This section of our Case Law Library looks at cases related to:
- What makes a Service Charge demand valid
- What form must a demand take and what information must accompany it
- Whether a Service Charge demand must be ‘certified’
- When payment must be made
The Contractual Validity of a Service Charge demand:
The High Court decided that “the form and content of the demand depends upon the wording of the contractual or statutory provision in question and, critically, on the perceived purpose of that provision.” The case involves a detailed consideration of whether a particular Service Charge demand met the requirements of the Lease in question.
Preparation of an Estimated Service Charge demand
Decision by the Upper Tribunal that the inclusion of non-chargeable items in a service charge estimate does not mean that the estimate should be disallowed in its entirety. The UT decided that instead the amount payable in respect of the estimated should be reduced by the application of the limitation referred to in section 19 (2) of the Landlord and Tenant Act 1985.
Billing For Major Works:
In this case the Lands Tribunal decided that although the Lease in question required the Landlord to produce a single statement of Service Charge expenditure for each period, there was nothing stopping the Landlord producing an additional and separate notification of Major Works Service Charge liabilities so long as these sums were also included in the statement of Service Charge expenditure for the period the costs were incurred.
Five Year Limitation Period under the Housing Act 1985 (Right to Buy):
Decision by the Court of Appeal that the sole purpose of Sections 125A-C is to allow a purchaser to identify their maximum potential contribution for the items listed during the initial period of the lease.
Decision by the Lands Tribunal that a leaseholder who purchased under the right to buy was only liable for the costs of works undertaken before the grant of lease if the invoices issued to the landlord in respect of those works were dated in a period after the start of the ‘initial period’. In this case the Lands Tribunal decided that the initial period started on the same date as the reference period quoted in the estimates sent with the section 125 notice.
In this case the Upper Tribunal sets out some important points of guidance in respect of the limitations on what Service Charges may be invoiced to a purchaser under the Right to Buy during the first five years of the Lease:
- By listing costs under Section 125A and Section 125B a Landlord does not guarantee that these costs will be incurred during the reference period.
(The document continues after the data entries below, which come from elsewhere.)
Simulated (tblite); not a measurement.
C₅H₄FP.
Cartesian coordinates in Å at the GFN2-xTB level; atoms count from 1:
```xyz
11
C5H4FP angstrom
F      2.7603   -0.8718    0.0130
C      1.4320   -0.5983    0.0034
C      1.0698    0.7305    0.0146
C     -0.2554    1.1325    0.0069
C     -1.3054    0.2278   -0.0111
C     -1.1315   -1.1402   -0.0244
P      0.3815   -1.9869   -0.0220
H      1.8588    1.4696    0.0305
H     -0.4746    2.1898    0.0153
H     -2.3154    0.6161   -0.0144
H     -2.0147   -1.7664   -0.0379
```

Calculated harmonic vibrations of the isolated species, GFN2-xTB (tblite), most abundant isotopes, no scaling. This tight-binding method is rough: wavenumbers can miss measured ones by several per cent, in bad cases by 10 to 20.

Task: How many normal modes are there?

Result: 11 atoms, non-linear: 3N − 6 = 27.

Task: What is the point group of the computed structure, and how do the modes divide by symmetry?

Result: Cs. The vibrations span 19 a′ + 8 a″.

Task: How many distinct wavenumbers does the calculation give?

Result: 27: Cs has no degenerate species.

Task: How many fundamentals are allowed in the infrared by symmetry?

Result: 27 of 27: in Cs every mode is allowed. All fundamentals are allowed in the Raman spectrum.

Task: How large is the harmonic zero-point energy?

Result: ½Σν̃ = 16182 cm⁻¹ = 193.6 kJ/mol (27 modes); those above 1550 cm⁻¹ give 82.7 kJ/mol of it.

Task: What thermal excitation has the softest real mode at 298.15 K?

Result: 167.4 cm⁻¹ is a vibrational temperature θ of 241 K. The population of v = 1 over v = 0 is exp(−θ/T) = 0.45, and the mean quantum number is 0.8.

- If works do not take place in the reference period then a Landlord is not limited as to what can be charged.
- If works ‘straddle’ the periods before and after the end of the reference period, then the costs should be apportioned: the costs incurred before the end of the reference period will be subject to limitation, those incurred after will not.
- A Landlord may recover costs which were not listed on the estimate but within the limits set out in Section 16B (3) of the Housing Act 1985
Requirement to certify or audit Service Charge accounts:
In this case the Lands Tribunal concluded that a failure to meet the contractual requirement of a Lease that a Service Charge demand be certified did not mean that payment of the sums due for the relevant periods could never be due for payment.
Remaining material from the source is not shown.